Maybe it’s just me, but I feel like hyperbolic narratives about how bad SF is (and some big cities in general) is the right-wing analogue to stuff like Black Lives Matter. In both cases, you have some narrative that spreads because of actual problematic events. Then, as more people spread these narratives, if someone were to agree with individual problems but also disagree with the magnitude of the problem/ the overall way it is framed (as you described with people talking about SF, or in the BLM case, if someone were to say that the overwhelming majority of white people do not have/act on subconscious racist biases or that systemic racism does not shape society in the US), people will then accuse such a person of being inconsiderate/unconcerned (like do you not care about crime in SF/ do you not care about police brutality…) .

And then, when it comes to solutions for such problems, they often are unhelpful both because of the way people exaggerate the problem and how the solution is in the form of a political platform that serves to show your “in-groupness” in a certain political camp: in the case of issues in SF, people might say that the criminal justice system is too lax. However, increased crackdown on crime (whether tougher police or heavier sentencing) is just going to change the nature of crime. In fact, it might create a scenario where the “softer” criminals are rooted out (like those who shoplift or make messes in streets) and the criminals who remain are much more violent and resilient (sure, the total number of criminals may decrease, but...) As for groups like BLM’s suggestions to change society, again, you just force a lot of people into guilt when they don’t think (consciously or subconsciously) in any bad way at all, and also peer-pressure people into voting a certain way.

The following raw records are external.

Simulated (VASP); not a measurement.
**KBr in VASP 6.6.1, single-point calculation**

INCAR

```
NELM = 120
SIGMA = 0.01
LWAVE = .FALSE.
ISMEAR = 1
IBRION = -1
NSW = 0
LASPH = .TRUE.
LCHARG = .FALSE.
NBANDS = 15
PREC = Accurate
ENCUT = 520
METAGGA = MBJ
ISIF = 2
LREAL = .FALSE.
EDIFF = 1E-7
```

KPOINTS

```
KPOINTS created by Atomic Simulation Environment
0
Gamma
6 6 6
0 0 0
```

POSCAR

Ultimately, while I don’t know how much actual harm these narratives could do, they are unhelpful. I myself would just feel embarrassed to be fearmongering about something I am not really familiar with (whether it be telling everyone how politicians messed up SF or how white people need to become more aware of ingrained biases in their life/ in our society), just to make it look like I’ve got a solution when those in charge keep things messed up. And, as you mentioned, it is also projecting problems within your own, smaller communities to some much larger, society-wide space. In a way, people start to frame narratives this way because connecting problems in their circle to a society-wide issue will allow more people to be sensitive (like connecting issues within Black communities to systemic racism makes much more people sensitive even though said issues are likely not due to racism, or, in the case of SF, tech people’s personal problems are most likely due to bad social environments within their own circles, not because of San Francisco as a whole, but by framing it as an issue of the entire city it makes it seem like politicians are responsible for their difficulties). (Most) people may not even make this connection consciously (again, because of peer-pressure and the fact they will get accused of being inconsiderate if they don’t support those narratives), so I wouldn’t accuse them of outright deception, but it still gets tiresome because they take real issues and frame them in a way that leads to meaningless/useless solutions.